Boing Boing guestblogger Mitch Horowitz is author of Occult America: The Secret History of How Mysticism Shaped Our Nation and editor-in-chief of Tarcher/Penguin publishers.
Okay, so New York is supposed to be the city of big commerce, literary culture, and high art – no room here for woo-woo spirituality, the odor of patchouli, or anyone who capitalizes words like Light or Truth. Well, actually not. This Sunday, October 11th I'll be conducting a walking tour of occult New York — and hopefully giving participants a new way of seeing the city: As a once-upon-a-time laboratory for alternative spiritual ideas, which it helped to export to the rest of the world back before there was a New Age. Here are a few of the historic sights – familiar and obscure – we'll be viewing…
• The Lamasery (8th Ave and 47th Street). This is the five-story building that in the 1870s housed the famed salon of the Theosophical Society, whose earliest members included inventor Thomas Edison, Major-General Abner Doubleday, and the mysterious Russian noblewoman (and one-time New Yorker) Madame Blavatsky. This understated apartment building is where Civil War Colonel Henry Steel Olcott claimed to encounter Hidden Masters of wisdom and from which the nascent Theosophical Society launched a new vogue in occult ideas.
• The New York New Church (East 35th street). This beautifully restored Renaissance-revival Swedenborgian church was a wellspring of mystical ideas in America in the mid-nineteenth century, its pulpit presided over by Spiritualist-Swedenborgian minister George Bush – ancestor to the Bush presidential clan. Congregants included Henry James, Sr., and Al-Anon founder Lois Wilson
• Grand Central Station. This crowning edifice of the beaux-arts architectural movement of the late-nineteenth and early-twentieth centuries forms a temple of occult imagery, including magnificent statues of Hermes, Athena, Hercules and a domed ceiling featuring the images of the zodiac, the equinox, and a variety of ancient symbols. Grand Central sits on Pershing Square, named for the American World War I general who patronized the work of Manly P. Hall, the renowned esotericist who completed his Secret Teachings of All Ages steps away at the New York Public Library.

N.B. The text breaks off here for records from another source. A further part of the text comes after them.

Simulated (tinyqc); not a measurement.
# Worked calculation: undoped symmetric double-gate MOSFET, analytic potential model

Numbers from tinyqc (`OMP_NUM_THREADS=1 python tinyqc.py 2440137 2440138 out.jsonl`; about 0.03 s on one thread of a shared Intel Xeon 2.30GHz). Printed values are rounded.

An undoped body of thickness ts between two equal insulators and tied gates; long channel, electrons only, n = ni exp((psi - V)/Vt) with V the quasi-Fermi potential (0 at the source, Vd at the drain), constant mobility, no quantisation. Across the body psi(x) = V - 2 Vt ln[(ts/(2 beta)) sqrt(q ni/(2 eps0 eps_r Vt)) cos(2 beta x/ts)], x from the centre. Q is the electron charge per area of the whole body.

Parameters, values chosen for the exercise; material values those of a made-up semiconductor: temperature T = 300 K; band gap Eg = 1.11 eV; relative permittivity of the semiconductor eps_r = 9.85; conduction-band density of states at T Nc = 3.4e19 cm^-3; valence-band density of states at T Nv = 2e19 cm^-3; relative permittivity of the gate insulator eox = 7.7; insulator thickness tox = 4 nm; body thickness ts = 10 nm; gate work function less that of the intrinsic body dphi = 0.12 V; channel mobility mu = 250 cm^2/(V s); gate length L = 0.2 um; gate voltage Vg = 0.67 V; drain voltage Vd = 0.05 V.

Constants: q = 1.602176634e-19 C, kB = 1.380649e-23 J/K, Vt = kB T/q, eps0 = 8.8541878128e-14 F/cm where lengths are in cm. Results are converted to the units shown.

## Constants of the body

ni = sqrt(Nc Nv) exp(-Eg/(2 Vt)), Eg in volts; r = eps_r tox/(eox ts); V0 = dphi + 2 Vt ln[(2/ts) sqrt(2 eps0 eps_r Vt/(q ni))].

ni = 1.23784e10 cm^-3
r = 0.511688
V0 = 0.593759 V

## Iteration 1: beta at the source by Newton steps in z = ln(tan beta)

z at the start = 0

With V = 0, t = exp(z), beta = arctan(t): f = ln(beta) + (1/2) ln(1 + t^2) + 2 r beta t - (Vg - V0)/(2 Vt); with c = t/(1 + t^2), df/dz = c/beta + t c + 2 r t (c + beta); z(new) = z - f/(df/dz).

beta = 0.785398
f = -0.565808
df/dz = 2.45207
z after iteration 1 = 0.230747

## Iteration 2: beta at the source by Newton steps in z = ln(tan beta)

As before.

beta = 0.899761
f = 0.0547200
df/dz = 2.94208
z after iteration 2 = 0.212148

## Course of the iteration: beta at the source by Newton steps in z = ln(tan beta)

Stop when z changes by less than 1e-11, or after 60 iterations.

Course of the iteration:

• Marble Collegiate Church (5th Ave and 29th street). From the pulpit of this Romanesque church – one of America's earliest congregations – the Rev. Norman Vincent Peale spread the esoteric-rooted philosophy of "positive thinking" across the nation in the mid-twentieth century. More than any other figure, Peale shaped the contemporary culture of self-help. The pioneering minister is enshrined in a life-size bronze statue at the gates of this landmarked building.
• New York Theosophical Society (East 53rd street). The site of New York's premier library on matters of the esoteric and occult, and home to the New York branch of the oldest occult organization in America. This stop will include time to browse the building's emporium of esoterica, The Quest Bookshop.